Wednesday, 15 May 2013

Khandoba, (Marathi: खंडोबा Khaṇḍobā

Khandoba, (Marathi: खंडोबा Khaṇḍobā) also known as Khanderao, Khanderaya, Malhari Martand,Malanna, Mailar Malanna, Mailara Linga, and Mallu Khan is a regional Hindu deity, worshipped as Mārtanda Bhairava, a form of Shiva, mainly in the Deccan plateau of India, especially in the states of Maharashtra and Karnataka. He is the most popular family deity in Maharashtra. He is also the patron deity of warrior, farming, herding as well as some Brahmin (priest) castes, the hunters and gatherers of the hills and forests. The cult of Khandoba has linkages with Vaishnava and Jain traditions, and also assimilates all communities irrespective of caste, including Muslims. Khandoba is sometimes identified with Mallanna of Andhra Pradesh and Mailara of Karnataka. The worship of Khandoba developed during the 9th and 10th centuries from a folk deity into a composite god possessing the attributes of Shiva, Bhairava, Surya and Karttikeya (Skanda). He is depicted either in the form of a Lingam, or as an image riding on a bull or a horse. The foremost centre of Khandoba worship is Jejuri in Maharashtra. The legends of Khandoba, found in the text Malhari Mahatmya and also narrated in folk songs, revolve around his victory over demons Mani-malla and his marriages.

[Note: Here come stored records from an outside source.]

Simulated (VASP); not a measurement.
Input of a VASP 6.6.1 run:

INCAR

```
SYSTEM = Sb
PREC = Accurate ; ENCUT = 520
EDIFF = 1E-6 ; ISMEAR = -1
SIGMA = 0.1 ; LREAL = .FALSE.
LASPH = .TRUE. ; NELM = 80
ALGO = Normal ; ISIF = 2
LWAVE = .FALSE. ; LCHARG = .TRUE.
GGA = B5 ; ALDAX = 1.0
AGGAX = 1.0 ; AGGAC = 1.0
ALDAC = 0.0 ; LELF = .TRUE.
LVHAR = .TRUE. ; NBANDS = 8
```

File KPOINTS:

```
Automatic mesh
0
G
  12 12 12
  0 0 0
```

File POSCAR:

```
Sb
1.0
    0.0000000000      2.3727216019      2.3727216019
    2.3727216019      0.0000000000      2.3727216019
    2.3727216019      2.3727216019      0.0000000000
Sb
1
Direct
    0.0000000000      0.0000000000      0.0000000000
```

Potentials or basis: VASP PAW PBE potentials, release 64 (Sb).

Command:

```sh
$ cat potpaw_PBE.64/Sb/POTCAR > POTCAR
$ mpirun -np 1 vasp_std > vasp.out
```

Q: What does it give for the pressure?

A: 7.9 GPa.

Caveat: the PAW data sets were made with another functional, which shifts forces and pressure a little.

The name "Khandoba" comes from the words "khadga" (sword), the weapon used by Khandoba to kill the demons, and "ba" (father). "Khanderaya" means "king Khandoba". The name "Mallari" or "Malhari" is split as "Malla" and "ari" (enemy), thus meaning "enemy of the demon Malla". Malhatri Mahatmya records Martanda Bhairava, pleased with the bravery of Malla, takes the name "Mallari" (the enemy of Malla). Other names include Khandu Gavda, Mhalsa-kant ("husband of Mhalsa") and Jejurica Vani.

Muslim veneration

Khandoba is also a figure of respect and worship to Muslims, and this affiliation is visible in the style of his temples. He is called Mallu or Ajmat Khan (Rautray) by Muslim devotees, and many times portrayed as being a Muslim himself in this context. The latter is believed to conferred upon by the Mughal invader king Aurangzeb, who was forced to flee from Jejuri by Khandoba's power. Some of these distinguishing Muslim features include his usual appearance as that of a Paṭhān on horseback, one of his wives being a Muslim, and that his horse-keeper is a Muslim in Jejuri. The Mārtaṇḍa Vijaya expressly states that his devotees mainly comprise of Muslims. The worship of Khandoba had received royal patronage by Ibrahim II, which consisted of the reinstatement of the annual jatra and the right of pilgrims to perform rituals at the Naldurg temple. Malhari Mahatmya even records Muslims (mleccha) as the god's bhaktas (devotees), who call him as Malluka Pathan or Mallu Khan. In Jejuri, a Muslim family traditionally looks after the horses of the god.